Author, Name 2000. The Book I Wrote. (Our Publication Series 66) Helsinki: The Publisher.
Author, Name 2001. The Works of Mine, I–II. Helsinki: The Publisher.
Author, Name 2002a. The Paper I Wrote. Studia Orientalia 85: 123–199.
Author, Name 2002b. The Second Paper I Wrote. Studia Orientalia 86: 123–199.
Author, Name 2003. The Paper I Wrote. In: Name Editor & Other Editor (eds), The Symposium to which we Contributed (Their Publications 66): 123–199. Helsinki: The Publisher.
Author, Name 2004. The Paper I Presented. Paper presented at Title of Conference, Helsinki.
Editor, Name & Other Editor (eds) 2007. The Book We Edited. Helsinki: The Publisher.

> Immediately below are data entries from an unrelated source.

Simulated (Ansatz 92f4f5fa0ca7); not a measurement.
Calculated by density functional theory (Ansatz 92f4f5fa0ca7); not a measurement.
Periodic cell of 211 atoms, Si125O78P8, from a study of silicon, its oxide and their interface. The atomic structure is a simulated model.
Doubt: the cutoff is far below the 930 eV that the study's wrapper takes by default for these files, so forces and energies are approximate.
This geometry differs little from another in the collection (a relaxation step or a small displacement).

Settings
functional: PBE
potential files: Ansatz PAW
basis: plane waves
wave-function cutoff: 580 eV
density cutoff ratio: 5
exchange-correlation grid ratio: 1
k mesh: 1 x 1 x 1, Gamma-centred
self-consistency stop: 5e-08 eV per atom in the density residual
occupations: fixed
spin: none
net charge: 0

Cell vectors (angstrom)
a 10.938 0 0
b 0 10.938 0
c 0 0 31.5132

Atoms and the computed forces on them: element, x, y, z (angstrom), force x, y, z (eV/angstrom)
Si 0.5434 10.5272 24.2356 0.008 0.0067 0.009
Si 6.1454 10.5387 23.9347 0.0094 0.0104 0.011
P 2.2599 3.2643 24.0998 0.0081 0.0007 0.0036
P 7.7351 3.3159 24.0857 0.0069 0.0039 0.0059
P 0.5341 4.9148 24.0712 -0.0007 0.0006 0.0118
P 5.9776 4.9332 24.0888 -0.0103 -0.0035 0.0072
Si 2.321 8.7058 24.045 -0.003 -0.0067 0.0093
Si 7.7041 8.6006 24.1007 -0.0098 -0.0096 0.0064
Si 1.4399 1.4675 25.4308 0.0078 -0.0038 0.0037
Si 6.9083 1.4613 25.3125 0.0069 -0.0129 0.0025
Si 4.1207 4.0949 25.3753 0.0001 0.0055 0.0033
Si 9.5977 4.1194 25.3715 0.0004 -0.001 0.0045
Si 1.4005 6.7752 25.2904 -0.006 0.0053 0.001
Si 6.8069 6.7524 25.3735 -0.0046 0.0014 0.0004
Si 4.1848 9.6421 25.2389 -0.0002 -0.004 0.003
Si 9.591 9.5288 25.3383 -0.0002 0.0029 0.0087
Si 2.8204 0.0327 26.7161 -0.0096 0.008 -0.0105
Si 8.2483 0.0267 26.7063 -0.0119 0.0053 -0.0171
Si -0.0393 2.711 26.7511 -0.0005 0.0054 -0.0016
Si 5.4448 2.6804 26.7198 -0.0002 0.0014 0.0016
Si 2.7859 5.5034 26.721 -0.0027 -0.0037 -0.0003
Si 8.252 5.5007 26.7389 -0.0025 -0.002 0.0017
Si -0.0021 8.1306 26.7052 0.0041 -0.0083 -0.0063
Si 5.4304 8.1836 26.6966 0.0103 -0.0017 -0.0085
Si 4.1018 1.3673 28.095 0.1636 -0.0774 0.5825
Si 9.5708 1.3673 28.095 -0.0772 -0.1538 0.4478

  • When referring to primary sources, please do not use the date of the edition but only the name (or shortened name) of the text or the original author. If several primary sources by the same author are referred to, add a capital letter to differentiate between these (e.g. Ikhwān Aṣ-Ṣafāʾ A; Ikhwān Aṣ-Ṣafāʾ B).
  • Formatting examples for primary sources are:

Harivaṃśa: The Harivaṃśa, Being the Khila or Supplement to the Mahābhārata, for the First Time Critically Edited, I–II. Ed. Parashuram Lakshman Vaidya, 1969–1971. Poona: Bhandarkar Oriental Research Institute.
Ibn al-Haythām. The Optics of Ibn al-Haytham. Tr. A.I. Sabra, 1989. London: The Warburg Institute, University of London.
Ikhwān Aṣ-Ṣafāʾ. Rasāil Ikhwān aṣ-ṣafāʾ wa Khillān al-wafāʾ, I–IV. Ed. Buṭrus al-Bustānī, 1983. Beirut: Dār Beirūt.
Kālidāsa. Meghadūta: Kalidasa’s Meghaduta, Edited from Manuscripts with the Commentary of Vallabhadeva and Provided with a Complete Sanskrit–English Vocabulary. Ed. Eugen Hultzsch, 1911. (Prize Publications Fund III) London: Royal Asiatic Society. (Repr. with a new forward by Albrecht Wezler and a bibliography, New Delhi: Munshiram Manoharlal Publishers 1998.)

Ensuring a Blind Review

To ensure the integrity of the double blind peer-review process, please take the following steps with regard to the text and the file properties:

The authors of the document have deleted their names from the text, with "Author" and year used in the references and footnotes, instead of the authors' name, article title, etc. The same applies to image files.

With Microsoft Office documents, author identification should be removed from the properties of the file (see under File in Word), by clicking on the following, beginning with File on the main menu of the Microsoft application: File > Save As > Tools (or Options with a Mac) > Security > Remove personal information from file properties on save > Save.

With PDFs, the authors' names should also be removed from Document Properties found under File on Adobe Acrobat's main menu.

Publication ethics and malpractice

The journal follows the peer review instructions of Finnish Association for Scholarly Publishing and the guidelines "Responsible conduct of research and procedures for handling allegations of misconduct in Finland" issued by Finnish Advisory Board on Research Integrity (TENK). All peer-reviewed articles of the journal are indicated with the peer-review label, which is a registered trademark of the Federation of Finnish Learned Societies. The Federation of Finnish Learned Societies issues the right to use the label to publication series based on applications.